Review – Tár



Synopsis One of the greatest music composers in the world, on the cusp of her greatest accomplishment, faces accusations that could destroy her.

Length 2 hours, 38 minutes

Release Date September 1, 2022 (Venice IFF), October 7, 2022 (US)


Rating R

Distribution Focus Pictures

Directing Todd Field

Writing Todd Field

Composition Hildur Guðnadóttir

Starring Cate Blanchett, Noémie Merlant, Nina Hoss, Sophie Kauer, Julian Glover, Allan Corduner, Mark Strong

Life has really made it hard for me to be a movie person of late. I’ve maybe seen one movie in theaters since August and I am ready to get back to my grind. I still need to watch Halloween Ends, Black Adam, Amsterdam, The Woman King, Don’t Worry Darling, Prey, Medieval, Dead For A Dollar, and a few other major releases to catch up, but I decided to make my return to the theater with an arthouse flick and saw one of the most acclaimed movies of the moment!

Content Guide

Violence/Scary Images: A few scenes of blood and excitement.
Language/Crude Humor: Some severe language throughout the film.
Drug/Alcohol References: Characters drink and smoke.
Sexual Content: Themes of lesbian relationships, sexual misconduct, and abuse.
Spiritual Content: Religion is derided as old and irrelevant.
Other Negative Content: Some potentially challenging or difficult thematic implications.
Positive Content: Powerful depiction of moral culpability and a fall from grace.


A few months ago, I wrote a note in my personal calender to watch a new movie called Tár that was set to come out in theaters in the near future. I don’t remember why I wrote it down, but shortly after the film was released I started hearing glowing things about it from people I trusted and decided this was something I ought to give some attention. So I went into the movie blind with vague expectations that it was this year’s Whiplash, as one critic put it.

I wouldn’t say that is a fair comparision though. Tár is a very different movie than something like the works of Damien Chazelle. Writer/director Todd Field is most known for his works In the Bedroom and Little Children, for which he received three Academy Awards nominations. His newest film though might just prove to be his enduring masterpiece.

Tár follows the story of Lydia Tár, a fictional music conductor who is introduced from the outset at the height of her incredible career. She is one of the most prolific musicians of her generation, studied in the best schools, traveled the world, is on the cusp of a bestselling book tour, and is currently the conductor of the Berliner Philharmoniker Orchestra. The film spends five minutes just letting a New Yorker journalist introduce her accomplishments glowingly. She is wealthy, respected, lives a lavish life with her lesbian wife and adopted daughter, and is effectively beyond reproach. One word from her can make or break careers.

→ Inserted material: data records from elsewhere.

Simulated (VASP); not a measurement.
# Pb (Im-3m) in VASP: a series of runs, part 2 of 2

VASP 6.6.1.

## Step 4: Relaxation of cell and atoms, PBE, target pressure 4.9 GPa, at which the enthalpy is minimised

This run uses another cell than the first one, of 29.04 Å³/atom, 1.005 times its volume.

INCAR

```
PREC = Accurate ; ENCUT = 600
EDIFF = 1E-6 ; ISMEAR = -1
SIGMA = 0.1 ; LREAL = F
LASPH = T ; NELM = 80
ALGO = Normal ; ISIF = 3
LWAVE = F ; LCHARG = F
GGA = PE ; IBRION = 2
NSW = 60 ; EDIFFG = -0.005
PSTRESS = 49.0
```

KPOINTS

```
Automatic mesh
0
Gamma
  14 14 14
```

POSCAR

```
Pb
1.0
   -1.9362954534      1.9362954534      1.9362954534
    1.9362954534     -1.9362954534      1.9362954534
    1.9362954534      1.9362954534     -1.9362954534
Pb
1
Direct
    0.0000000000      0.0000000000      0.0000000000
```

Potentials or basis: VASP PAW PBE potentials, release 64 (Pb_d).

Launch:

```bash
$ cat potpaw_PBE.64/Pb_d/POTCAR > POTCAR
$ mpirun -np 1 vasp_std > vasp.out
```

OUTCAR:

When one incident from her past begins to slowly blow up though, she finds her life is slowly unfurling as her reputation gets called into question. Her mental state, family, and career corrodes and begins to fall apart.

I can imagine a film like this being fairly difficult for your average moviegoer. It is a slowburn two-and-a-half-hour art-film in the truest form of those words. The first hour is incredibly slow and undramatic, but it is rivetingly shot, performed, and executed. Fields is clearly a director with a mannered vision and he holds his camera with the seasoned confidence of a master director.

Lydia Tár’s story has a lurid, straight from the headlines sensibility to it that would otherwise come off as somewhat exploitative and topical. This is a story where one of the core ideas at its heart is the relationship between the artist and those who work from them and it becomes overtly clear that Lydia’s sexual proclivities are a temptation for her as she is repeatedly accused (falsely and maybe less falsely) of hiring musicians she has an erotic fascination with. It is very clear her marriage is one of convenience in some regards and that she treats others as tools, easily discarded without much consideration for their humanity.

One of the film’s most provocative scenes comes early on when she is teaching a guest lecture at Julliard. She is trying to teach the importance of passion and emotional connection in work and uses the example of Bach, to which a young Black student objects to the idea of being forced to connect to a white musician who was guilty of some major sins in his life. Lydia totally dismisses the claims, downplaying the connection between the art and the artist. It is clear she doesn’t believe the artist has any say in their artistry’s work, but to the younger generation this flagrant lack of social responsibility is too much and she runs him out of the class.

Lydia Tár is an extremely abrasive character from start to finish, and it is clear the screenwriter wrote this character on the razor’s edge of likeability and empathy, as we watch her slowly disintegrate and cross moral lines. None of this would work if Cate Blanchett wasn’t giving a career defining and incredibly challenging and effective central performance. She realizes the fullness of this character to show her full humanity, malice, talent, brilliance, and perversion to bring this character to life in one of the most in-depth character studies in recent film.

The post #MeToo subject matter has certainly given the film its critics though. As The New Yorker’s Richard Brody writes:

Tár is a regressive film that takes bitter aim at so-called cancel culture and lampoons so-called identity politics. It presents Lydia as an artist who fails to separate her private life from her professional one, who allows her sexual desires and personal relationships to influence her artistic judgment—which is, in turn, confirmed and even improved under that influence.”

The film is certainly playing with thematic fire but I don’t agree with this assessment. I think Field makes his thoughts on Lydia Tár’s tragic fall from grace quite clear. Even if there is no moment of Oedipus-like chatharsis to make it clear that everyone got what they deserved by the end, this is a story about unbearably wealthy and privileged people and she is still powerful enough by the end of the film to (mostly) land on her feet, albeit in a humiliating fashion.

As Goodfellas reminds us, sometimes the bad guys wind up humiliated and that is the best justice we get.

Tár is an incredible work of artistry in its own right and a likely Academy Awards contender. Granted, I don’t foresee the film being widely embraced as anything more than a performance vehicle. It is a very cold film and its excellence requires a level of commitment and patience to fully grasp, to the point where I still don’t feel like I fully understood all of it. The movie is deliberately obtuse in places though, actively focusing on its central character’s perspective and alluding to events we don’t see or fully understand.


+ Riveting story, production design, and execution
+ Great central performance from Blanchett
+ Excellent script


- Controversial themes
- Slow pace

The Bottom Line

Tar is not a film for everyone and it will likely alienate some viewers, but it is a singularly impressive work of dramatic storytelling with some of the most ambitious themes and goals of any recent film!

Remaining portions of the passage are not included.